But be careful. Ideas are slippery things. They can get out of hand quickly.

For example, you may come up with an idea and think you know where your story is going, but then find it doesn’t. It takes a turn into uncharted territory.

It’s a little like planting a seed in your garden. You put it in the ground thinking you’ve planted a daffodil, but when it blooms it’s a rose or a daisy. Sometimes even a tree. Between the planting and the bloom, it changes form.

Ideas can shift as you plot and write, and that’s okay as long as the story still makes sense. Your story has to be logical. Rational. It has to make sense, even if it’s a fantasy.

This is what we call Story Logic. If you give a mouse a cookie, he won’t want a pencil. That doesn’t make sense. People may do illogical things, but stories must have reason and motivation. You can’t have someone cross to pick up a phone that hasn’t rung. Stories are causal. Make sure that when ideas slip they stay within the realm of plausible.

That being said, don’t lock down your ideas too much. Be flexible. Let your imagination go wild. Explore the places your ideas take you knowing that you can always fix the story logic in edits.

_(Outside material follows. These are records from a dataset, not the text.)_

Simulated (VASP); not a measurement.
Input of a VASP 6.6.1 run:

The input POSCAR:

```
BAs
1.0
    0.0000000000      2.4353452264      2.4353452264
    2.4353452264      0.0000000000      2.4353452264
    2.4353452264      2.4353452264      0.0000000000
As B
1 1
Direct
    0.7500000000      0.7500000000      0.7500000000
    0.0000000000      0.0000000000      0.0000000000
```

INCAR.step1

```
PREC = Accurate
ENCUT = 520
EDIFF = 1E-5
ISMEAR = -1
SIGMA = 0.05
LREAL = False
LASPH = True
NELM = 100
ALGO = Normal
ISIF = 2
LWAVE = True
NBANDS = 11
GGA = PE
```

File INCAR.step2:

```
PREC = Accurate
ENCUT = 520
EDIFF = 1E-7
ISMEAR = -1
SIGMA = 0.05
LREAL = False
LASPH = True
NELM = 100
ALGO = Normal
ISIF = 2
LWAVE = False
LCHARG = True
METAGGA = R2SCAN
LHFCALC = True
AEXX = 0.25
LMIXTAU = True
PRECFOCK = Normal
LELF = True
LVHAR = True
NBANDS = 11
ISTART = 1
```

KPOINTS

I am a plotter. I like to have a clear idea of where I am going when I start writing. But I also allow my plot to grow as I write. I follow tangents knowing I can always go back to the path if I end up someplace scary. My plot acts as my safety net that will keep my story on track. It allows me to let those ideas play out without losing my focus.

It’s okay to change your plot and your mind as you go. Maybe you wanted a happy ending, but found it just wasn’t in the cards. That happens. Let it. Just don’t be led too far astray while you follow those slippery paths.

The point is to get something on the page. To begin writing. To keep writing. To be willing to let new ideas take hold. Know that it is easier to fix a flawed story than it is to fix a blank page.